AUSTRALIA – The drop in Australian sorghum prices, which has already fostered ideas of a drop of at least 25% in sowings, may have further to go, Nidera said, warning that values were still too high to attract Chinese demand.
Australian sorghum prices, which approached Aus$250 (US$188.78) a ton in January last year, have fallen more than 20% over the past year, according to World Bank data.
The Australian arm of trading house Nidera pegged prices for 2016-17 crop at Aus$202 (US$152.53) a ton in Queensland, for June-July delivery, although more could be achieved for earlier-harvested crop, with April-May crop achieving Aus$221(US$166.88) a ton in New South Wales.
The decline in prices, coupled with the appeal of rival summer crops, such as cotton, besides a rush last year to sow winter chickpeas, has provoked expectations of a sharp drop in sorghum sowings.
Abares, the official Australian commodities bureau, has forecast sowing plunging by 31% year on year to a 24-year low of to 471,000 hectares.
At Nidera’s Australian business, Peter McMeekin, origination manager, said that “the huge area sown to chickpeas last year and the relatively low forward price for sorghum compared to previous seasons has seen a 25-30% reduction in the area forecast to be planted to sorghum in the 2016-17 season”.
With conditions good but not excellent, with some areas suffering “prolonged dry periods that have stressed the crop”, the outlook is for production to suffer a similar decline, 25-30%.
However, hopes of eroding stocks have been dented by the prospect of domestic demand falling by a “similar proportion” as buyers choose alternative grains.
“The domestic consumer is removing sorghum from rations altogether,” as with feedlots, “or reducing inclusion rates, as the price is high relative to cereals,” in poultry and pork sectors.
This decline “will still leave a large exportable surplus, which needs to move into an export market that is spoilt for choice when it comes to feed grains”,
However, “Australian sorghum is expensive, even with the devaluation of the Australian dollar relative to the US dollar in the past month”.

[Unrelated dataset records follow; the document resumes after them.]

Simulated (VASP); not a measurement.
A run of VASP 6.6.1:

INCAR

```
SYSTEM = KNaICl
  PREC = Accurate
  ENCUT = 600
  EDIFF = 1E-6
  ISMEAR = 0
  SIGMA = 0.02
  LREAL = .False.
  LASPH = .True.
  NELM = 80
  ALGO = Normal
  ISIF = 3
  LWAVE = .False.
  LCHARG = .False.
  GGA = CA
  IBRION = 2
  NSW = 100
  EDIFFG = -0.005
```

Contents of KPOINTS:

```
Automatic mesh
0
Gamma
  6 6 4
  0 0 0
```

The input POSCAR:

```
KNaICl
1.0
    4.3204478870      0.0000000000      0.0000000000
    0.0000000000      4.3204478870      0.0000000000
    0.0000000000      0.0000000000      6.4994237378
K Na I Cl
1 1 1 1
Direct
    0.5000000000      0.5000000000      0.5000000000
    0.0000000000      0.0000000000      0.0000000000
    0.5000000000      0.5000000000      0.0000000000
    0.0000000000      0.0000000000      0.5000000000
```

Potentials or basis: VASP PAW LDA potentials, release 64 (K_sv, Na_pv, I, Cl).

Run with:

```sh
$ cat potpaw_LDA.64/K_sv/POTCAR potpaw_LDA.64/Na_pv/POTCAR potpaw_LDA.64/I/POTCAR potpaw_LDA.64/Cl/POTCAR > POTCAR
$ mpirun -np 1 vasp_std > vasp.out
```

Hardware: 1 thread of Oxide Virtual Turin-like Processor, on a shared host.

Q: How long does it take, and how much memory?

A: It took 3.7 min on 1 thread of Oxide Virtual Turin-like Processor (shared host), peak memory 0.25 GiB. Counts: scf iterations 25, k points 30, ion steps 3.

Apart from small containers going to makers of baiju, buyers in the key Chinese import market are “simply not engaging the Australian market at these prices.
“The domestic price premium over sorghum out of the US Gulf says that Australian sorghum is just too expensive.”
The dynamics suggest that, “as we stand today, the new crop domestic price should be viewed as attractive”, Mr. McMeekin said.
“Anybody with a degree of production certainty should consider taking some price risk off the table.”
In fact, the US is finding sorghum exports more difficult to come by so far in 2016-17 too, with the total of actual shipments and sales on order, at 2.48m tonnes, down 54% year on year.
The total destined for China, at 1.80m ton, is down 62%, a reflection of the country’s drive to steer feed demand towards domestic grain supplies.
The downturn was reflected in US Department of Agriculture data on Thursday which, in showing sorghum stocks at 311m bushels as of the start of last month, “indicated disappearance down 30%” year on year in the September-to-November period.
An increasing volume of US sorghum supplies is reportedly being used as an alternative to corn as a raw material for making ethanol, production of which hit a record high two weeks ago.